I am a post-doctoral researcher in machine learning, working with Prof Zoubin Ghahramani on the Automatic Statistician Project.

I am a member of King’s College, at the University of Cambridge.

My academic interests are broadly spread across machine learning and artificial intelligence, and include topics in information theory (such as error correction and data compression), probabilistic programming, automated model construction, and computation theory. I built an Inverse Calculator, and a self-learning guessing game AI called Sensipede.

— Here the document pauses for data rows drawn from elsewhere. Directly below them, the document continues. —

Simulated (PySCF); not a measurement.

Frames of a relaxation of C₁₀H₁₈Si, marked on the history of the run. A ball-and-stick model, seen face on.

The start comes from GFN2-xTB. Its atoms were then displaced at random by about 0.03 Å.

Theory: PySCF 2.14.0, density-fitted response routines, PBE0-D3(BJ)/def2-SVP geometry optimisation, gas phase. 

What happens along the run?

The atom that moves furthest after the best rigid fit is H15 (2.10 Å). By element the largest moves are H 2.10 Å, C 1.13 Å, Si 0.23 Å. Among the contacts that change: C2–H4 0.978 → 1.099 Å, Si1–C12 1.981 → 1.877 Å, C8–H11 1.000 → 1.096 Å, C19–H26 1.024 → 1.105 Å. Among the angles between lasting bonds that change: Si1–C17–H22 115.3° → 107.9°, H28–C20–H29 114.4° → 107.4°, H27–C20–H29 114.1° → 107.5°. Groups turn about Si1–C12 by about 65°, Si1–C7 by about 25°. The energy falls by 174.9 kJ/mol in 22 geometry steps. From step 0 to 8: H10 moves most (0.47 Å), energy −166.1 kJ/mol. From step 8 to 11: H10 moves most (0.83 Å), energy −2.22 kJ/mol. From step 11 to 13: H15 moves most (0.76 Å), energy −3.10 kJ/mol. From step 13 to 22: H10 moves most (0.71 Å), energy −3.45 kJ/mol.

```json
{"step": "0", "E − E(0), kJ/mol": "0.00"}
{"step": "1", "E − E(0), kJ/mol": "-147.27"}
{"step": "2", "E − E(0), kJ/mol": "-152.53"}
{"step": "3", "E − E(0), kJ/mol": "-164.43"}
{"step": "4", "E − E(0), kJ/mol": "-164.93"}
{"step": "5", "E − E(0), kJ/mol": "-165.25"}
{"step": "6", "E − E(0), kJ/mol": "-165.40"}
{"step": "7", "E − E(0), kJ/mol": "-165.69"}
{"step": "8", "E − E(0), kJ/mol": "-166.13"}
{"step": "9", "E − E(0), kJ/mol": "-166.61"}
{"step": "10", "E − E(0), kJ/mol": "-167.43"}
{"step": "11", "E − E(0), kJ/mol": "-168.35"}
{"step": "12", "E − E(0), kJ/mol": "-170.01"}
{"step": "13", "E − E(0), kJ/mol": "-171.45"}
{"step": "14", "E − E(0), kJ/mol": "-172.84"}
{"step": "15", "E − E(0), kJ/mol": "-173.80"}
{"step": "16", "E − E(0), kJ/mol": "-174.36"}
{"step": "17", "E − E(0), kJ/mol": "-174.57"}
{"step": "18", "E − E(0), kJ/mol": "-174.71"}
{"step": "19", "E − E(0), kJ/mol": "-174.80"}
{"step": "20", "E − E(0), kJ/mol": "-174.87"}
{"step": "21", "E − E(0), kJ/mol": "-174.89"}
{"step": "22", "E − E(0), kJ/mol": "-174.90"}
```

You can find my website here: https://q4.github.io/

Publications

Compressing Sets and Multisets of Sequences

Christian Steinruecken, March 2015. (IEEE Transactions on Information Theory). IEEE. DOI: 10.1109/TIT.2015.2392093. ISSN: 0018-9448. Note: A previous version was published at the Data Compression Conference 2014..

Abstract URL

This article describes lossless compression algorithms for multisets of sequences, taking advantage of the multiset’s unordered structure. Multisets are a generalisation of sets where members are allowed to occur multiple times. A multiset can be encoded naively by simply storing its elements in some sequential order, but then information is wasted on the ordering. We propose a technique that transforms the multiset into an order-invariant tree representation, and derive an arithmetic code that optimally compresses the tree. Our method achieves compression even if the sequences in the multiset are individually incompressible (such as cryptographic hash sums). The algorithm is demonstrated practically by compressing collections of SHA-1 hash sums, and multisets of arbitrary, individually encodable objects.

Improving PPM with dynamic parameter updates

Christian Steinruecken, Zoubin Ghahramani, David MacKay, April 2015. (In Proceedings of the Data Compression Conference). Edited by Ali Bilgin, Michael W. Marcellin, Joan Serra-Sagristà, James A. Storer. Snowbird, UT, USA. IEEE Computer Society. ISSN: 1068-0314.

Abstract URL

This article makes several improvements to the classic PPM algorithm, resulting in a new algorithm with superior compression effectiveness on human text. The key differences of our algorithm to classic PPM are that (A) rather than the original escape mechanism, we use a generalised blending method with explicit hyper-parameters that control the way symbol counts are combined to form predictions; (B) different hyper-parameters are used for classes of different contexts; and (C) these hyper-parameters are updated dynamically using gradient information. The resulting algorithm (PPM-DP) compresses human text better than all currently published variants of PPM, CTW, DMC, LZ, CSE and BWT, with runtime only slightly slower than classic PPM.

Compressing combinatorial objects

Christian Steinruecken, January 2016.

Abstract URL

Most of the world’s digital data is currently encoded in a sequential form, and compression methods for sequences have been studied extensively. However, there are many types of non-sequential data for which good compression techniques are still largely unexplored. This paper contributes insights and concrete techniques for compressing various kinds of non-sequential data via arithmetic coding, and derives re-usable probabilistic data models from fairly generic structural assumptions. Near-optimal compression methods are described for certain types of permutations, combinations and multisets; and the conditions for optimality are made explicit for each method.